Can dominated convergence justify commuting two limits?

Question

I am evaluating an expression of the form:

$$\lim_{a\to 0^+}\,\,\lim_{b\to 0^+}\,\,\sum_{n=1}^\infty\int_{-\infty}^{+\infty}f_n(x;a,b)\,dx.$$

Suppose I can find dominating functions $F_n(x)$ such that

$$\forall n\in\mathbb{N},x\in\mathbb{R},a,b\in[0,1]:|F_n(x)|\geqslant|f_n(x)|$$

and $\sum_n\int |F_n(x)|dx<\infty$.

I believe (correct me if I’m wrong) that the dominated converge theorem justifies writing

$$\lim_{a\to 0^+}\,\,\lim_{b\to 0^+}\,\,\sum_{n=1}^\infty\int_{-\infty}^{+\infty}f_n(x;a,b)\,dx = \sum_{n=1}^\infty\int_{-\infty}^{+\infty}\,\,\lim_{a\to 0^+}\,\,\lim_{b\to 0^+}\,\,f_n(x;a,b)\,dx,$$

and that Fubini’s theorem would also justify reversing the order of the sum and integral (again, please correct if wrong).
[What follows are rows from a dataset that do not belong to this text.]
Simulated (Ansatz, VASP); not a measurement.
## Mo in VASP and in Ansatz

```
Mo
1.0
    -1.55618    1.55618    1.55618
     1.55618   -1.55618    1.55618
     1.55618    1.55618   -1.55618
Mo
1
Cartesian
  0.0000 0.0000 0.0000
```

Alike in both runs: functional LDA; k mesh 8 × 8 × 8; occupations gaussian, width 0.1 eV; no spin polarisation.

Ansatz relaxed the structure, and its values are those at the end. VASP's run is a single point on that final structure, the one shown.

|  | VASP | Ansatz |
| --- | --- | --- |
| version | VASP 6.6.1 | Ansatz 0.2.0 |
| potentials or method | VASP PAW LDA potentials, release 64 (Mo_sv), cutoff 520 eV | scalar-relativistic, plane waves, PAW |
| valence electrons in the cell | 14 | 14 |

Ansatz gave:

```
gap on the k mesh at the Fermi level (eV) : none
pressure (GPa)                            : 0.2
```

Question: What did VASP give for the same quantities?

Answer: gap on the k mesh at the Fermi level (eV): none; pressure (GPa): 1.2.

What I’m curious about (and would greatly simplify my calculation) is, are we justified in reversing the order of the two limits as well? I.e., can we write

$$\lim_{a\to 0^+}\,\,\lim_{b\to 0^+}\,\,\sum_{n=1}^\infty\int_{-\infty}^{+\infty}f_n(x;a,b)\,dx = \sum_{n=1}^\infty\int_{-\infty}^{+\infty}\,\,\lim_{b\to 0^+}\,\,\lim_{a\to 0^+}\,\,f_n(x;a,b)\,dx \,\,?$$

I have seen uniform convergence used as a criterion for reversing the order of limits, and I have also seen cases where dominated convergence appears as a “stronger” condition than uniform convergence, so it seems plausible that my above statement would be valid, but I’m not positive.

Answer 1

I presume you mean $|F_n(x)| \ge f_n(x;a,b)$ for all $a$ and $b$. Then if you know that $\lim_{a \to 0+} \lim_{b \to 0+} f_n(x;a,b)$ exists for all $n$ and almost every $x$, you can write $$ \lim_{a \to 0+} \lim_{b \to 0+} \sum \int f_n(x;a,b) \; dx = \sum \int \lim_{a \to 0+} \lim_{b \to 0+} f_n(x;a,b)\; dx$$ and similarly if $\lim_{b \to 0+} \lim_{a \to 0+} f_n(x;a,b)$ exists for all $n$ and almost every $x$, $$ \lim_{b \to 0+} \lim_{a \to 0+} \sum \int f_n(x;a,b) \; dx = \sum \int \lim_{b \to 0+} \lim_{a \to 0+} f_n(x;a,b)\; dx$$ But you certainly can't conclude $\lim_{b \to 0+} \lim_{a \to 0+}$ and $\lim_{a \to 0+} \lim_{b \to 0+}$ for the sum of integrals (or integral of sums) are equal unless you already have $$ \lim_{a \to 0+} \lim_{b \to 0+} f_n(x;a,b) =\lim_{b \to 0+} \lim_{a \to 0+} f_n(x;a,b) $$ for all $n$ and almost every $x$.

Answer 2

Here is an example: let $$f_n(x;a,b) = \frac{a^2}{a^2 + b^2} \cdot \frac{1}{n^2} \cdot \frac 1{1+x^2}.$$ Clearly $$|f_n(x;a,b)| \le \frac{1}{n^2} \cdot \frac 1{1+x^2}$$ and $$\sum_{n=1}^\infty \int_{-\infty}^\infty \frac{1}{n^2} \cdot \frac 1{1+x^2} \, dx = \frac{\pi^3}{6}.$$ However $$\sum_{n=1}^\infty f_n(x;a,b) \, dx = \frac{a^2}{a^2 + b^2} \cdot \frac{\pi^3}{6}.$$ This has limit $0$ if you let $a \to 0^+$ first; and limit $\frac{\pi^3}{6}$ if you let $b \to 0^+$ first.